All of us have certain broad principles of justice we claim to adhere to. All of us, equally, have a variety of individualized judgments we make on the particular moral cases and controversies we might consider on a daily basis. Needless to say, sometimes our broad principles and our particular judgments don't precisely line up. In such cases, we can either modify the principle to account for the particular judgment or modify our case-specific judgments so they match the principle. Neither move is inherently more or less legitimate than the other -- sometimes reference back to a broad principle can tell us that our assessment of an individual case is mistaken, other times the exigencies of a concrete scenario can illuminate a flaw or inadequacies in our principles. The process of moving back in forth between the general and the specific, trying to bring the two into alignment, is known as "reflective equilibrium".
The rise of Donald Trump -- openly racist, avowedly xenophobic, deeply misogynistic, contemptuous of the very idea of rule of law -- has made me rethink some very basic assumptions I had about the American polity. Most notably, it raised the question about whether racism really had just gone to ground -- people's views not so much changing from the 1960s as being covered up until the moment was right. Yet it remained difficult for me to accept the idea that nothing changed, that this was simply the people getting what they always wanted. Was it really the case that a good 45% or so of Americans had always been secretly thirsting for far-right autocracy, awaiting only the right standard-bearer? Did bedrock American values regarding rule of law, regarding basic temperament for office, regarding human rights and liberties, really have so little purchase?

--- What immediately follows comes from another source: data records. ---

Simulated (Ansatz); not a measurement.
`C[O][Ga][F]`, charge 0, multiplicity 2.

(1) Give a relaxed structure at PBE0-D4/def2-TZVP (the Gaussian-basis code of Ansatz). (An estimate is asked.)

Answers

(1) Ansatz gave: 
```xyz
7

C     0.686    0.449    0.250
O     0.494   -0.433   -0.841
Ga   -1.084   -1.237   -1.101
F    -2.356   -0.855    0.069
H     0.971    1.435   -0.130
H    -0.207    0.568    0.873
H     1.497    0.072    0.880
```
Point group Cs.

As I've been thinking about it, I've wondered if we are witnessing folks go through the reflective equilibrium, darkly. Many Americans, it is clear, held some pretty brutal case-specific views regarding social outgroups -- including mass deportations of immigrants and religious tests on public office. And Trump stood before them and endorsed those views loud and clear, but also was unyielding in identifying the principles that such particularistic views were and were not compatible with. Even the time-worn platitudes about colorblindness wouldn't do. And people, as reflective equilibrium would predict, adjusted their principles accordingly. And in doing so, well, that made certain other, still more radical specific proposals seem a little less out-of-bounds. Maybe we should endorse violence against protesters. Maybe it's okay to lob Holocaust imagery at Jewish journalists. And back-and-forth we go, the boat rocking ever-steadily towards fascism.
When I fret about a Donald Trump presidency, the first thing that springs to my mind is not a particular policy -- as abhorrent as I'm sure I'd find most of them. It's a question of more fundamental principle: the very idea of "rule of law". If a court tells Donald Trump he can't do something, can anyone say with confidence he'll listen? Does he believe, in any meaningful sense, in limited authority when he's the authority? Does he believe he's constrained by the rules, orders, statutes, cases, precedents? This charge -- thrown with such reckless abandon at Hillary Clinton ("there’s no politician who has been at the center of so many scandals that have turned out to be worth so little") -- is a very real concern when it comes to Trump. This is not someone who will work the system in a way I'd cluck my tongue at. This is a guy who may well destroy the system if it doesn't bend to his every whim.
The scariest thing about the Trump movement, then, is not that its adherents don't see how their man flouts the conventions that keep America's constitutional system afloat. The scariest thing is the prospect that they do see it, and they're simply okay with it -- those values and principles aren't what guides them anymore. To support Trump and his specific policies would require tossing out significant swaths of what makes America recognizable as a constitutional democracy. And so, on reflection, they reached a new equilibrium.